Never too late for some OpenCV and Clojure on AWS Lambda

In our previous post, we managed to run a Yolo-based Deep Neural Network directly on a raspberry pi, and get some object detection in semi real-time on pictures and video streams. The processing was entirely done locally, which is kind of optimum for a local video stream, but can be a little bit too power hungry if you have a farm of these. Here are some, not-so-easy-to-get power consumption values for the Raspberry Pi and you can easily see that heavy CPU usage doubles the energy consumption. In that case, a possible solution to off load processing out the raspberry and onto servers using easy to setup lambdas.

You’ve probably tried AWS Lambdas before, and some of you might even be using some in production, they are stateless functions, handler, deployed and hosted remotely on AWS infrastructure.

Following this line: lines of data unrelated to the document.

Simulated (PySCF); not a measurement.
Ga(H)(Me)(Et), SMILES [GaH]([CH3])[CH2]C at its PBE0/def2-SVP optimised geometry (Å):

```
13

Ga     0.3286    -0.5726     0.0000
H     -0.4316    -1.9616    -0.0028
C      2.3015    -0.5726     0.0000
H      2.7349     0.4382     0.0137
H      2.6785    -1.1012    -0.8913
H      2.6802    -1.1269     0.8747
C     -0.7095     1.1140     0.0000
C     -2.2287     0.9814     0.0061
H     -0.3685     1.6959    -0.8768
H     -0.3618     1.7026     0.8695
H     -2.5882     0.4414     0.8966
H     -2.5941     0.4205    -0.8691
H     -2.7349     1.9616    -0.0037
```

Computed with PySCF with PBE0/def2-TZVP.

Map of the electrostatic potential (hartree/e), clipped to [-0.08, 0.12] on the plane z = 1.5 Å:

In this post, we are going to create and deploy (obviously) Clojure based lambdas, and call them from our beloved Raspberry Pi to analyse some pictures using Neural Networks via Origami.

The lambda will be developped and deployed from a local development machine, and will finally be called from the Raspberry Pi, like shown in the diagram below:

/lambda0.png

Setting up AWS CLI

To interact with and set up AWS services one usually go through the AWS command line interface.

To install awscli you can use apt:

sudo apt install awscli

but depending on your luck and timing, you may end up with a slightly old version and may want to try the python based install instead:

sudo pip3 install awscli --upgrade

Once you have the aws command ready, make sure to configure it with one of your IAM user.

Configure the AWS IAM user

In the AWS console, we simply setup a new IAM user, here named nico.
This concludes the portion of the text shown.